I wonder how the husband reacted to this… 

ELMIRA, N.Y. (AP) — A woman who was quick with the bargains at her rummage sale mistakenly accepted 50 cents for a ceramic turtle with the ashes of her husband’s previous wife inside.

Now, Anita Lewis is desperately searching for the buyer who said she planned to use the urn as a cookie jar.

Lewis said she had hauled items into her yard early Saturday while her husband slept. The buyer quickly selected the large turtle container, despite being unable to get the lid open.

From This Article 

I think for most of us, things like this would signal that maybe it’s time to let go.  Who knows if the woman did it on purpose, consciously or subconsciously, but I would imagine it’s difficult to live in the shadow of another woman’s turtle.

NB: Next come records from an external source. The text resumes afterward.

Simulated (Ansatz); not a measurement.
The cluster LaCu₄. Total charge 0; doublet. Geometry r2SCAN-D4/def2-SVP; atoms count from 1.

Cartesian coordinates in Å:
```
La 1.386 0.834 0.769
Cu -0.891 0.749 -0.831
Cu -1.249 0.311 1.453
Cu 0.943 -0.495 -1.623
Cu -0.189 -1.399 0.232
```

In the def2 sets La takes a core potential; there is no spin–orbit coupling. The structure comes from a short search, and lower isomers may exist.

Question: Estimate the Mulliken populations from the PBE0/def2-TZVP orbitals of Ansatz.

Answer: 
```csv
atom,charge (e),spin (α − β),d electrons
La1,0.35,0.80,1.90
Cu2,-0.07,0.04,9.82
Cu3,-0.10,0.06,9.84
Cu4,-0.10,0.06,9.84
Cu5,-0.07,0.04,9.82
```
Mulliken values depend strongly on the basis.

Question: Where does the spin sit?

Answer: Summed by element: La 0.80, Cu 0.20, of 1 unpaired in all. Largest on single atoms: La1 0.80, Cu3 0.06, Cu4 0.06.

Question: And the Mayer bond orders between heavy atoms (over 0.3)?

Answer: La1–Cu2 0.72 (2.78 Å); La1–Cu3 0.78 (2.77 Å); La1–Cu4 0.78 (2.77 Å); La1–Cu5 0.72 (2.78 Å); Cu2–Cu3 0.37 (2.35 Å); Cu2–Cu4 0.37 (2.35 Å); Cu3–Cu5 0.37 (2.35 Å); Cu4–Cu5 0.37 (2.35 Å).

When someone dies, we so often turn them into a saint, set up shrines, and hang on to them even tighter than we did in life.  But then I’ve also found that we hang on to the living sometimes more enthusiastically than we should.  What’s so wrong about letting go and moving on?

I’ll confess I’m not a packrat, and most of the ‘memory’ type things I have, I keep not because they mean much to me, but because they mean something to other people.  If it was up to me, I think I’d just shred the lot.

We cling to the past, but why?   Why is it so important to send a Christmas card to someone we knew in High School, attend reunions, watch retrospectives, plan memorials, and so on and so on and so on.

I think it’s high time we all set those turtles free.  I hope and pray that when I die, I DO end up as someone’s cookie jar.  In fact, I can’t think of anything better.